USCIRF Urges Obama Administration to Demand Release of Pastor Facing Execution in Iran for Apostasy

Guest post by Joseph W

CNN reports:

A Christan pastor in Iran has been sentenced to death for allegedly renouncing his Muslim religion and another faces a possible indictment on the same charge of apostasy, according to a prominent activist group working for human rights in Iran.

Youcef Nadarkhani, a 32-year-old member of the Church of Iran ministry and pastor of an approximately 400-person congregation in the northern city of Rasht, faces death, according to the International Campaign for Human Rights in Iran.

In the southern city of Shiraz, another Christian pastor, Behrouz Sadegh-Khanjani, 35, is facing a possible indictment for apostasy.

“This is part of a greater trend of persecution against Christians,” said Firouz Sadegh-Khanjani, brother of Behrouz and member of the Church of Iran’s Executive Council.

Many fear that the execution could take place imminently, although no execution date has yet been set.

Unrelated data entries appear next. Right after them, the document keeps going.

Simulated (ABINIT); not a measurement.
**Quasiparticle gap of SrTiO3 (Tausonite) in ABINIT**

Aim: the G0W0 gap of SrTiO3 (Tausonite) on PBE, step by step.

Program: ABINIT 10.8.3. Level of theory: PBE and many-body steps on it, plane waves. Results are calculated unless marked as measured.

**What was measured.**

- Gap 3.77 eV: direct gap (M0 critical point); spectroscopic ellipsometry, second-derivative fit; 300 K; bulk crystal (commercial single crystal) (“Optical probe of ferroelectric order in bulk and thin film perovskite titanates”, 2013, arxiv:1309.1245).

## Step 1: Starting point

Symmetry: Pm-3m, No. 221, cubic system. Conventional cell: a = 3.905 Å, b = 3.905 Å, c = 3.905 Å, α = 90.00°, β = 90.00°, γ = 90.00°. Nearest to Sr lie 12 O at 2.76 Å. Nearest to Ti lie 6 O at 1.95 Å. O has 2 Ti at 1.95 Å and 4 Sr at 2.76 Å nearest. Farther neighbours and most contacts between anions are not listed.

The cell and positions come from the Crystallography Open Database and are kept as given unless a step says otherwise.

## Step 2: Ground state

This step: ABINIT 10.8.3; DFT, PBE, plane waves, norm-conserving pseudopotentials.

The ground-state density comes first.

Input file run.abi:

What follows is a press release from the United States Commission on International Religious Freedom:

WASHINGTON – The U.S. Commission on International Religious Freedom (USCIRF) expressed concern for the fate of a Christian pastor who has been jailed for over one year and is currently being threatened with execution for apostasy. USCIRF urged the Obama Administration to press for his immediate and unconditional release.

“This case is further evidence that there is no transparency or justice in Iran’s so-called legal system for religious minorities,” said Leonard Leo, USCIRF chair. “The Obama Administration must continue to speak out, as Secretary of State Clinton did in August, for Iran’s religious minorities.  International pressure impacts Iran, and the regime has shown leniency in some cases where there is international scrutiny.”

Youcef Nadarkhani, a pastor from Northern Iran, was arrested in October 2009 after he questioned the Muslim monopoly on religious instruction his children were receiving in school, arguing that the Iranian constitution permits parents’ to raise children in their own faith. Mr. Nadarkhani, and later his wife, Fatemeh Passandideh, were charged with apostasy. While his wife was released earlier this month after four months in prison, according to sources in Iran and the U.S. government, Mr. Nadakhani has been charged and reportedly tried and informed orally that he is to receive the death penalty, although no formal verdict has been handed down.

During the past year, the Iranian government’s already poor religious freedom record deteriorated, especially for religious minorities such as Baha’is, Christians and Sufi Muslims. Physical attacks, harassment, detention, arrests, and imprisonment intensified. Even the recognized non-Muslim religious minorities – Jews, Armenian and Assyrian Christians, and Zoroastrians – protected under Iran’s constitution faced increasing discrimination and repression.  Since the disputed June 2009 elections, the Iranian government has intensified its campaign against non-Muslim religious minorities.

“This pattern of arrest and harassment of religious minorities, coupled with increasing inflammatory rhetoric from President Ahmadinejad and other leaders has not been seen since the early years of the Iranian revolution,” said Leo.  “Time is of the essence here. This man’s life is at stake. We call upon our government and the international community to press for his release and ensure that Iran takes no extreme action in this case or in others like it.”

USCIRF is an independent, bipartisan U.S. federal government commission. USCIRF Commissioners are appointed by the President and the leadership of both political parties in the Senate and the House of Representatives. USCIRF’s principal responsibilities are to review the facts and circumstances of violations of religious freedom internationally and to make policy recommendations to the President, the Secretary of State and Congress.